One of the things those of us who arrange the Corrales Garden Tour each year understand is that gardening in the high desert is not always easy. Corrales has two distinct ecosystems. the Bosque and the sand hills and each has it’s own issues, but most will agree that it can be difficult to plant a garden in the sand hills. Whether it be for eating from or enjoying the beauty a garden, the heat, lack of shade and, not to mention, the virtually pure sand offers a challenge to the would-be gardener (but you’ll find it offers many more benefits).Leaving the Bosque challenges for another day, here are some tips for creating a garden in the sandier parts of the high desert.
First, let’s look at the beneficial aspects of sandy soil.

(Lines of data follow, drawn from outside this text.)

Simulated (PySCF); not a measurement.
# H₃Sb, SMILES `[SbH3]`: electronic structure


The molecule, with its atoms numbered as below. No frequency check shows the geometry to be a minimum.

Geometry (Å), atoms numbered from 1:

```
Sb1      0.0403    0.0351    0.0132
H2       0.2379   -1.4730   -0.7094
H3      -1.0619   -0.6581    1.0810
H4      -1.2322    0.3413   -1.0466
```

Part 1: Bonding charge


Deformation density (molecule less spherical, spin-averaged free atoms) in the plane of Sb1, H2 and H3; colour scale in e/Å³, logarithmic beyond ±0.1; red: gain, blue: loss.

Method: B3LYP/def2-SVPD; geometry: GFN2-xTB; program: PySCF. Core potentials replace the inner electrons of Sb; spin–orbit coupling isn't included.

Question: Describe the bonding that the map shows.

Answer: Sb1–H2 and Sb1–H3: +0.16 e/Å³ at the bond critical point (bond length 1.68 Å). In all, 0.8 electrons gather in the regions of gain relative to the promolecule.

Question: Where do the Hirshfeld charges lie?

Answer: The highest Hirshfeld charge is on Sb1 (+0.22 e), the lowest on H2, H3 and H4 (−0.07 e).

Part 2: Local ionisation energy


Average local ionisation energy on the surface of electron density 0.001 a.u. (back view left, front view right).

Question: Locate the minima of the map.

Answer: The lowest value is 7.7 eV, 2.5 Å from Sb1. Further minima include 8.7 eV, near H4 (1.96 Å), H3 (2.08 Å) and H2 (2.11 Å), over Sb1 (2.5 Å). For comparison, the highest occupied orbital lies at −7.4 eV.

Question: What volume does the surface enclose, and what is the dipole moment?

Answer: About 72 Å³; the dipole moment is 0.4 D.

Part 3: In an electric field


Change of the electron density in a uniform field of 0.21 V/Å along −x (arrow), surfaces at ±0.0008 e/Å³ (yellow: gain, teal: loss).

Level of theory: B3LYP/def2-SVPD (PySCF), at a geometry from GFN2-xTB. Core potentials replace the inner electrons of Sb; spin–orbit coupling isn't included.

- There are a handful of plants that thrive in sandy ground, herbs, root vegetables and some berries
- Sandy soil is much easier to work with, it’s easy to dig and is lighter
- Sand doesn’t compact, it is easier to dig in
- It’s easily amended with compost
- The fact that it is well drained benefits most flowering plants
- You really don’t have to worry about over-watering or root rot
- Transplanted plants can establish a little bit faster in sandy soils, since it is easier for their roots to get a foothold
- Sandy soils warm up a little faster in the spring for earlier planting
Now here is the downside to sandy soil
- Sandy soils don’t hold water or nutrients very well because sand is composed of silica, usually quartz crystals, and these have relatively no ability to hold onto nutrients and little ability to hold on to water.
Even the plants that do well in sandy soil are going to need water and nutrients in order to thrive. And what I haven’t mentioned in either list is the fact that we have very hot summers and the summer heat is exacerbated by the sand, which is essentially reflective glass. So in addition to amending the soil with compost and other soil amendments (this article from Grow it Organically offers some great suggestions for sandy soil amendments) it is a good idea to cover your plants with a garden shade cloth like the one seen at the right. Interestingly, tomatoes, who love the sun wilt and gasp under the intense high desert sun. Being in the high desert means that you and your garden are closer to the sun. However, it doesn’t make any sense to grow flowers and other plants that are appreciated for their beauty, not their nutrition under a cloth, so choosing hardy sun loving ornamentals and/or planting them in micro-climates, like close to the house, under a tree or in the north side of your house works to protect while providing the desired esthetics.
It doesn’t have to be hard to grow a vegetable or ornamental garden in the high desert and in fact it can be quite rewarding because the growing season is often longer. A little preparation is all you need to grow nearly anything you want.